Creating IMDB dataset from keras version#

This script details how the IMDB data in ISLP was constructed.

Running this example requires keras. Use pip install keras to install if necessary.

import pickle
import numpy as np
from scipy.sparse import coo_matrix, save_npz
import torch
from keras.datasets import imdb
from tensorflow.keras.preprocessing.sequence import pad_sequences

We first load the data using keras, limiting focus to the 10000 most commmon words.

# the 3 is for three terms: <START> <UNK> <UNUSED> 
num_words = 10000+3
((S_train, L_train), 
 (S_test, L_test)) = imdb.load_data(num_words=num_words)
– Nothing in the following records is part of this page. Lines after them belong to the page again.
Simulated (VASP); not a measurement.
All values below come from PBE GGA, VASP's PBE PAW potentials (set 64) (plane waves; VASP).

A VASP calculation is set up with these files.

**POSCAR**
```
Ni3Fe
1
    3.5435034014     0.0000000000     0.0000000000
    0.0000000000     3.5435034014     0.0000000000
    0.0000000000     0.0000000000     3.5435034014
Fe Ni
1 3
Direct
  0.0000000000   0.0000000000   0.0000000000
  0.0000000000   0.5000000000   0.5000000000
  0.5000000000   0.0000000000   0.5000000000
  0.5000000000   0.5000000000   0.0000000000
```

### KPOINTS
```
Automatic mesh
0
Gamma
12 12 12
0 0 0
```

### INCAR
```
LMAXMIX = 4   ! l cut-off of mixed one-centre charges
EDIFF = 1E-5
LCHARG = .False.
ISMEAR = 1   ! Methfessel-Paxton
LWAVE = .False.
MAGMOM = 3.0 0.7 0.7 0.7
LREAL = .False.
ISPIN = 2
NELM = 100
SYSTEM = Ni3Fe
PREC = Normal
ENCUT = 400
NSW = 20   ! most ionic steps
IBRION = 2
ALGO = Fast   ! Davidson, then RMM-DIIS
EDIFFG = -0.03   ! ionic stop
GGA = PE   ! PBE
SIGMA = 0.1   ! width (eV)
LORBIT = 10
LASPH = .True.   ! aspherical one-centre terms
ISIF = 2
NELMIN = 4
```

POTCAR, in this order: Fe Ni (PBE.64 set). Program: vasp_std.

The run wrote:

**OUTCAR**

The object S_train is effectively a list in which each document has been encoded into a sequence of values from 0 to 10002.

S_train[0][:10]
[1, 14, 22, 16, 43, 530, 973, 1622, 1385, 65]

We’ll use np.float32 as that is the common precision used in torch.

L_train = L_train.astype(np.float32)
L_test = L_test.astype(np.float32)

We will use a one-hot encoding that captures whether or not a given word appears in a given review.

def one_hot(sequences, ncol):
    idx, vals = [], []
    for i, s in enumerate(sequences):
        idx.extend({(i,v):1 for v in s}.keys())
    idx = np.array(idx).T
    vals = np.ones(idx.shape[1], dtype=np.float32)
    tens = torch.sparse_coo_tensor(indices=idx,
                                   values=vals,
                                   size=(len(sequences), ncol))
    return tens.coalesce()
X_train = one_hot(S_train, num_words)
X_test = one_hot(S_test, num_words)

Store as sparse tensors#

We see later in the lab that the dense representation is faster. Nevertheless, let’s store the one-hot representation as sparse torch tensors as well as sparse scipy matrices.

def convert_sparse_tensor(X):
    idx = np.asarray(X.indices())
    vals = np.asarray(X.values())
    return coo_matrix((vals,
                      (idx[0],
                       idx[1])),
                      shape=X.shape).tocsr()
X_train_s = convert_sparse_tensor(X_train)
X_test_s = convert_sparse_tensor(X_test)
X_train_d = torch.tensor(X_train_s.todense())
X_test_d = torch.tensor(X_test_s.todense())
torch.save(X_train_d, 'IMDB_X_train.tensor')
torch.save(X_test_d, 'IMDB_X_test.tensor')

Save as sparse scipy matrices#

save_npz('IMDB_X_test.npz', X_test_s)
save_npz('IMDB_X_train.npz', X_train_s)
np.save('IMDB_Y_test.npy', L_test)
np.save('IMDB_Y_train.npy', L_train)

Save and pickle the word index#

We’ll also want to store a lookup table to convert representations such as S_train[0] into words

word_index = imdb.get_word_index()
lookup = {(i+3):w for w, i in word_index.items()}
lookup[0] = "<PAD>"
lookup[1] = "<START>"
lookup[2] = "<UNK>"
lookup[4] = "<UNUSED>"

Let’s look at our first training document:

' '.join([lookup[i] for i in S_train[0][:20]])
"<START> this film was just brilliant casting location scenery story direction everyone's really suited <UNUSED> part they played and you"

We save this lookup table so it can be loaded later

pickle.dump(lookup, open('IMDB_word_index.pkl', 'bw'))

Padded representations#

For some of the recurrent models, we’ll need sequences of common lengths, padded if necessary. Here, we pad up to a maximum length of 500, filling the remaining entries with 0.

(S_train,
 S_test) = [torch.tensor(pad_sequences(S, maxlen=500, value=0))
            for S in [S_train,
                      S_test]]

Finally, we save these for later use in the deep learning lab.

torch.save(S_train, 'IMDB_S_train.tensor')
torch.save(S_test, 'IMDB_S_test.tensor')